How to forbid non-UTF-8 filenames?

Solution 1:

No. You'd either have to modify Linux or the filesystem implementation, or use a pass-through filter filesystem (perhaps implemented with fuse) that enforces the restriction.

It's a nice idea, but probably very difficult to get consensus on:

  • The old-school purists will insist that a filename should be able to be any nul-terminated byte string.
  • Others will say that if you enforce valid UTF-8, you should also go further and forbid other Unicode errors like combining characters without base characters, unassigned code points, and so on.

Solution 2:

zfs has a utf8only mount option that will enforce this.

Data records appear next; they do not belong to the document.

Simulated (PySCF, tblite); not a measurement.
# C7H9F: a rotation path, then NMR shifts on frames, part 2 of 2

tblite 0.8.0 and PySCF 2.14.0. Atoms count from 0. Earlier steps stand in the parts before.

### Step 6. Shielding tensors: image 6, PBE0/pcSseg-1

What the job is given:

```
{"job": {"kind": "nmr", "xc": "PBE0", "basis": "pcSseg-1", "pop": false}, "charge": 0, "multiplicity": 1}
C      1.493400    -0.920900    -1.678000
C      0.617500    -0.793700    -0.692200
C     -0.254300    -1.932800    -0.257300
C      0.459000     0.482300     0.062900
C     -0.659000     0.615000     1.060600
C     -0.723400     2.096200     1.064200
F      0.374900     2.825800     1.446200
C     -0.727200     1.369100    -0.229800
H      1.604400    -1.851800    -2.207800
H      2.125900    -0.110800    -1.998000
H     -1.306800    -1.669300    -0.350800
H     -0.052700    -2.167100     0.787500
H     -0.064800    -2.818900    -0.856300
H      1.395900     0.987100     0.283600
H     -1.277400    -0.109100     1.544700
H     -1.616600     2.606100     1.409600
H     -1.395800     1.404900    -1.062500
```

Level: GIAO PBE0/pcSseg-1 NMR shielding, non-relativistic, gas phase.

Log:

There is a patch to add this to ext4 but it didn't seem to get much response.

Solution 3:

The filesystem itself (and by extension the linux filesystem layer) allows any character in a filename other than null and /. Modifying the driver to remove support for such names is theoretically possible, but might create unwanted side-effects: for example, what happens when you mount a filesystem that already has such files? Are they invisible? Do you get a kernel panic? Do you escape those names on display? And if you do escape the names, does that break any userland tools or make certain files inaccessible? [see "rootkit"]. Also, forking the OS means you have to manually rebuild for each kernel update and apply your patch accordingly -- a bit annoying.

If you do want to go ahead with it, though, the easiest way to do so is to create FUSE layer. It does adversely affect performance, but certainly it's the easiest way to get started and test your idea. You could read the documentation and write such a program in just a few hours.